The Beauty and the Beast market square surprise

Here in The Netherlands we have something called Sinterklaas. It’s an annual tradition that’s mainly meant as a fun party for children, much like Santa Claus and Christmas are for English speaking countries. (Though this doesn’t stop us from celebrating Christmas as well. There’s just less to no emphasis on Santa Claus.) Young children traditionally receive a lot of presents from Sinterklaas and Zwarte Piet, teens and adults tend to make surprises for each other. Using the word ‘surprise’ is a bit funny in this sense, as we Dutch people use that English word, but pronounce it in a Dutch fashion, because while getting a ‘surprise’ is a surprise, it’s a planned and handcrafted one.

A ‘surprise’ will be something an anonymous* relative, friend, colleague or classmate will have made for you and it will highlight either a personal trait, mock a hobby or will be a lovingly crafted reference to something you’re passionate about. You’ll usually have to wreck it to get the (small) present inside.
(* It is anonymous in the sense that: a pre-arranged group of people will agree to celebrate Sinterklaas together, write their names on a piece of paper, crumble it up, put it in a hat and everybody will have to pick one. The name on the crumbled piece of paper will be the person for whom you’ll make the surprise, but you may not let the person known you’ve picked them.)

In 2013 Sharon, my girlfriend, and I chose to make surprises for each other. It didn’t take me long to figure out I wanted to do something with her passion for Disney, in particular the film The Beauty and the Beast. So I started drawing, as I usually do.

My idea was to build a part of the village from The Beauty and the Beast and hide the present inside one of the houses. I started with the second obvious building: Gaston’s tavern. (The most obvious would be Beast’s castle, but if you look at it, it is actually rather run-of-the-mill.) And as soon as I started drawing, photoshopping and pasting everything on cut out cardboard I knew: I wasn’t going to make an entire village, it took a ridiculous amount of time! Either I’m too slow or model building from scratch is tremendously time-consuming. Whichever, the plan was downsized to just the town square with three houses, a fountain and some other accessories.
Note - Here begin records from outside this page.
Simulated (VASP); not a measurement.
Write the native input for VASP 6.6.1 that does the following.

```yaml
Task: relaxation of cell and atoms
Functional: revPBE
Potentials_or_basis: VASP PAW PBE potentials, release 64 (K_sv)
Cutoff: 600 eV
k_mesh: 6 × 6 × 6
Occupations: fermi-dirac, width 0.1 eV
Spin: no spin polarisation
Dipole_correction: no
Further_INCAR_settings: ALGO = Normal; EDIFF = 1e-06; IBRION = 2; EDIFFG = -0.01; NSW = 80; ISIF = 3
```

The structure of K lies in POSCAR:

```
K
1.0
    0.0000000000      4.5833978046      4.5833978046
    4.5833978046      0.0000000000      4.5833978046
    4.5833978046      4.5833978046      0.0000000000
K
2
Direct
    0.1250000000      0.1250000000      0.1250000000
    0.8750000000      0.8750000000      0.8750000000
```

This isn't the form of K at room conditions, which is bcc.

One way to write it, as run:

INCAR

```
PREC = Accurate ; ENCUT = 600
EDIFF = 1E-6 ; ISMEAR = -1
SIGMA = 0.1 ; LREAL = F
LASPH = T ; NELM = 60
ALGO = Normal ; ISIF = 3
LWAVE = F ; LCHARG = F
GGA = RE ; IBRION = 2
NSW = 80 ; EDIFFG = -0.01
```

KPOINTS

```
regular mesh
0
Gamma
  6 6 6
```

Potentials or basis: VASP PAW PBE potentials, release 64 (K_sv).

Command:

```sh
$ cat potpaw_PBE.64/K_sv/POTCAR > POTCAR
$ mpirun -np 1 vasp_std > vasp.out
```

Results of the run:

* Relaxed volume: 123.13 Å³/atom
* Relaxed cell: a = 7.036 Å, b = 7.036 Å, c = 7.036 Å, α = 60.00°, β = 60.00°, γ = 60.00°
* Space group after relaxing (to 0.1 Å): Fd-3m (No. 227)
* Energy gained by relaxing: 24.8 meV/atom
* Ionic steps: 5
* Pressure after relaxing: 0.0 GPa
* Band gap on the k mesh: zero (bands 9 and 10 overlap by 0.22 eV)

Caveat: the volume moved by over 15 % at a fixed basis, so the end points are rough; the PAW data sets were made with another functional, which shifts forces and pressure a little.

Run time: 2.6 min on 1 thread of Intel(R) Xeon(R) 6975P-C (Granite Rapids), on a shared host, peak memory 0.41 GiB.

I started by drawing the market square from a top down view so I knew where I wanted to place what. With that established, I picked a scale (4 centimeters to the meter) and drew the facades of the houses with pencil and ruler to scale. These pencil drawing were then scanned and were opened in either Mango Studio Debut or Photoshop (depending on what I felt like) with my Wacom drawing tablet plugged in. I recreated the inked lines and then started coloring in Photoshop.

While I won’t detail the drawing process in Photoshop (I’ll save this for another article, someday), a large chunk of my time went into this. Not only because coloring can be very time-consuming, but also because I wanted to reuse portions of art. Photoshop is ideal for this as its option to work with layers allowed me to draw the basic walls for the front of a house and reuse these for the sides, without the detailing the façade might have. This meant creating the drawings with this in mind. It saved me time on the long run, but it was still rather tedious work.

When the first building was done, I started watching the first opening song in the movie for inspiration of other buildings. As my girlfriend is fond of reading, the bookshop Belle visits was chosen next, followed by a fish shop, simply because I liked the style of the building.

Lastly, I chose the accessories: the proud baker, the frisky triplet girls who are smitten with Gaston, a handcart and Belle on the fountain with her favorite book, singing to the attentive sheep. These accessories functioned not only to make the scene more detailed and lively, but also to add the perception of depth to an otherwise very two-dimensional affair. I already did this by adding three-dimensional aspects to the buildings (windowsills, shutter boards, signs, etc.), but I didn’t want to rely on just that. All of these accessories are screenshots from the DVD that I digitally redrew with the originals as basis (pretty much like using trace paper). This had to be done because the DVD footage was way too grainy and low resolution compared to my crispy house textures.
When all the buildings were done and everything assembled, this surprise took way longer than expected, planned or what should be reasonably expected. Had it been any other person, then I would simply have binned the idea and created something simpler.

Finally, here’s a few interesting details and jokes I added into the scene:

  • Gaston’s tavern features a sign with a very unfortunate moose, as Gaston’s an avid hunter;
  • Through the windows of Gaston’s tavern, we see a scene from the song ‘Gaston’, in which the subject is crazy about himself;
  • The fish shop sign features a pun;
  • The fish shop also has Teen Gohan from Dragon Ball Z waving at my girlfriend (surprisingly, I got her to watch that with me);
  • The bookseller sign can actually move with the wind;
  • Gaston’s tavern roof was very large and removable in order to hide the present, so I added two unplanned windows later on to break the dull tile effect;
  • I’ve found out that I really, really hate to cut cardboard.